UUID Generator
Generate RFC 4122 / 9562 UUIDs — random (v4), time-ordered (v7), time-based (v1) and name-based (v5) — instantly in your browser. Nothing is uploaded. Last reviewed 2026-06-19.
Version 5 is deterministic — a namespace plus a name always produces the same UUID.
What is a UUID?
A UUID (Universally Unique Identifier), also called a GUID, is a
128-bit value written as 32 hexadecimal digits in five hyphen-separated groups —
8-4-4-4-12, for example f47ac10b-58cc-4372-a567-0e02b2c3d479. The point is
to mint an identifier that is unique without a central authority, so independent systems can each
create IDs that will never collide. The 13th digit encodes the version and the 17th
encodes the variant.
UUID versions at a glance
| Version | Type | Deterministic? | Notes |
|---|---|---|---|
| v1 | Time-based | No | Timestamp + node. Time-ordered; historically leaked the MAC address (we randomise the node). |
| v3 | Name-based (MD5) | Yes | Like v5 but hashed with MD5. Legacy — prefer v5. |
| v4 | Random | No | The everyday default. 122 bits of randomness. |
| v5 | Name-based (SHA-1) | Yes | Same namespace + name → same UUID. Good for stable, reproducible IDs. |
| v7 | Time-ordered | No | Unix-ms timestamp + random. Sortable; the modern choice for database keys. |
This tool generates v4, v7, v1 and v5. Versions 2 (DCE security), 6 (reordered v1) and 8 (custom) are rarely needed in application code. We deliberately omit the MD5-based v3 — MD5 is broken and unavailable in the browser’s crypto API — and offer the SHA-1-based v5 the spec prefers.

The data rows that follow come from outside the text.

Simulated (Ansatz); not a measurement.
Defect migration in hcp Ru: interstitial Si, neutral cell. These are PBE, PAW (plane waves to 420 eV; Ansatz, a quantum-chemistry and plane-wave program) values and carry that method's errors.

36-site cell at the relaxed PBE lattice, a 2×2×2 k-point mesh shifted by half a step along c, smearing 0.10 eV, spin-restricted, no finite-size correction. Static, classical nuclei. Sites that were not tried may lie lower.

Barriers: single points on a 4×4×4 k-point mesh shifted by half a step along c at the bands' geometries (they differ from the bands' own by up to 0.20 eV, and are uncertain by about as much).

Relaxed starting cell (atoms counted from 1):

Which version should I use?
- Just need a unique ID? Use v4 (random) — it is the safe default.
- Database primary key? Use v7 — its leading timestamp keeps inserts ordered, avoiding the index fragmentation that random v4 keys cause.
- Need the same input to always map to the same ID? Use v5 with a namespace and name.
- Interoperating with an older system? Use v1.
Inspect a UUID
Paste any UUID to check it is valid and read its version, variant and (for v1/v7) embedded timestamp.
- Valid
- —
- Version
- —
- Variant
- —
- Timestamp
- —
Are UUIDs really unique?
For random v4, the odds of a collision are astronomically small: with 122 random bits you could generate a billion UUIDs per second for about 85 years and still have only a roughly 50% chance of a single duplicate. In practice you can treat them as unique. A UUID is an identifier, not a secret, though — never use one as a password or security token.
Frequently asked questions
- Are UUIDs guaranteed to be unique?
- Not mathematically guaranteed, but for practical purposes yes. A version-4 UUID has 122 random bits — you would need to generate billions per second for many years before a collision became even remotely likely. Version 5 is deterministic, so the same namespace and name always produce the same UUID by design.
- Which UUID version should I use?
- Use version 4 (random) for general unique IDs. Use version 7 if you want IDs that sort by creation time — ideal as database primary keys, since they avoid the index fragmentation random v4 keys cause. Use version 5 when you need a reproducible ID derived from a name. Version 1 is mainly for legacy compatibility.
- Is a UUID secure or hard to guess?
- A version-4 UUID is unpredictable enough to be hard to guess, but a UUID is an identifier, not a secret. Do not use one as a password, session token, or security key — generate a dedicated cryptographic secret for those.
- What is the difference between v4 and v7?
- Both are unique, but v7 embeds a millisecond timestamp at the front, so a list of v7 UUIDs sorts in creation order. v4 is fully random and has no order. Use v7 for database keys (better index locality) and v4 when ordering does not matter.
- Why is there no version 3 here?
- Version 3 is name-based but uses MD5, which is cryptographically broken, and the browser’s Web Crypto API does not expose MD5. We offer version 5, the SHA-1-based equivalent that the spec recommends instead.
- Are the UUIDs generated privately?
- Yes. Everything is generated locally in your browser using the built-in Web Crypto API — nothing is sent to a server, and it works offline once the page has loaded. Version 1 uses a random node, so your network hardware address is never exposed.